I’ve just watched Ghana get unceremoniously kicked out of the World Cup by an unsinkable Uruguay team. Having already witnessed a despondent Brazil being outmanoeuvred and outwitted by a resilient Netherlands, I started to strongly believe that there is no footballing god. When Luis Suarez punched the ball off the line in the last of the 120 minutes of an incredible football match, I had hoped that, finally, some divine justice had been served on a plate and that the Black Stars would be the deserving representatives of a whole continent, come the semi-finals.

Instead, up stepped the hapless Asamoah Gyan – a 25-year-old gentle giant who had outrun and outlasted everyone else on the field – and he took the weight and responsibility of a whole continent in those last fatal steps before opting for power rather than accuracy and slamming the ball against that fateful crossbar. Uruguay had been let off the hook and the Russian roulette of a penalty shootout ensued.

It was too much for the Ghanaians, who had ran their hearts into the ground and given it their all. They were out, and with them were the hopes of a whole continent. Like Cameroon (England in 1990) and Senegal (Turkey in 2002) before them, Ghana proved unable to break the jinx of the quarter-finals for the African representatives. You had to yell it in the end. “This is unfair. This is not how it was meant to be.” The air was pregnant with exclamation marks of disappointment. The whole of the world (ok, except maybe large parts of Montevideo) cried out for justice.

Just Desserts

It’s a slippery business this justice thingy. Take football for example. It revolves around a set of rules that are (mostly) over a hundred years old but which continue to be interpreted and applied in real time by that most reviled species of human beings – the referee. Argentina’s first goal against Mexico, Luis Fabiano’s handling of the ball before scoring, Van Bommel’s uncarded efforts to destroy the legs of half the Brazil squad and, of course, the ball that crossed the line for everyone except the Uruguayan ref (there you go again with Uruguay) – they are all instances of split-second justice-making deliveries by a human being. In each case there will be a nation yelling “foul”, yelling “injustice” as well as yelling a few more unprintable expletives directed at the referee, his assistants and, in some cases, his immediate family.

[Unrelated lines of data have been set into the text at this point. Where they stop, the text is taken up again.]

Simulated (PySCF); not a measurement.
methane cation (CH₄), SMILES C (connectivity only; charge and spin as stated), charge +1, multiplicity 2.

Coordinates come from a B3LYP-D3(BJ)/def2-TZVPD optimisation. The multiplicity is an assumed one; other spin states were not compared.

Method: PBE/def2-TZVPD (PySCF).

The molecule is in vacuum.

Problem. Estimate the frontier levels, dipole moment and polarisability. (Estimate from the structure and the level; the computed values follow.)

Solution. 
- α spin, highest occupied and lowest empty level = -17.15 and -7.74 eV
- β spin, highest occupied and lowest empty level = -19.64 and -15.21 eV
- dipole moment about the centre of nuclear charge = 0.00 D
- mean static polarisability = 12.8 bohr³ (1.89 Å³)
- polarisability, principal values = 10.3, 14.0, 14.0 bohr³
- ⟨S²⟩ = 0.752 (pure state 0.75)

Leaving the unprintable expletives (and the reason why, apparently, they are unprintable) aside, have you noticed that the subject of justice and the dispensation thereof has had a particular week in the spotlight that was not limited to the performance of the whistle-bearing men south of the equator? Justice – “the constant and perpetual wish to give everyone that which they deserve” (Corpus Juris Civilis) – often makes it to the headlines in the media but so much attention in so many different forums is a rare occasion that merits close attention.

Supreme

First up, the US Supreme Court where Chief Justice Roberts is coming to the end of his tenure. He is most likely to be replaced by Elena Kagan, the Solicitor-General whose confirmation hearings were underway in the Senate this week. Yes, one good thing about the method of political appointment in the Yankee system is that the proposed judges have to pass through the scrutiny of the representatives of the people during which they are asked questions on a variety of topics that might end up before them in court. Having seen this procedure in action, the articles in local papers this week calling for the respect of the principle of “seniority” in the appointment of new judges tend to look a bit frivolous (we’ve got vacancies thanks to Justice DeGaetano’s move to Strasbourg and Justice Galea Debono’s retirement).

Most important courts decide in a collegial manner – that means that the decision is not attributable to one judge in particular but is a decision of the group of judges forming the particular chamber making the decision. The practise of dissenting opinions (UK) might go some way towards giving a more personal touch to the decision – and in some cases leads to accusations of activism among some judges. The US are pioneers in this respect too, since records are kept of which judges voted for what decision. It is, in fact, possible to track a judge’s track record in decisions of a court much as you can track the voting record of an MEP at the European Parliament.

Chief Justice Roberts is a strong case in point. It turns out that in the five years he served as Chief Justice he was in the majority of the cases 92 per cent of the time. The Supreme Court has been dubbed “the Roberts Court” because of this statistic. During his tenure as Chief Justice, the Supreme Court has delivered some major rulings that have signalled a shift from its minimalist phase to a more assertive approach.

[Errata Corrige: Chief Justice Roberts is NOT resigning as erroneously asserted in this article. Chief Justice is there for life (a bit like a pet) – it is Justice John Stevens who has retired and will be replaced by Elena Kagan – thanks to Indy readers the Jacobin and John Lane for the quick corrections this morning]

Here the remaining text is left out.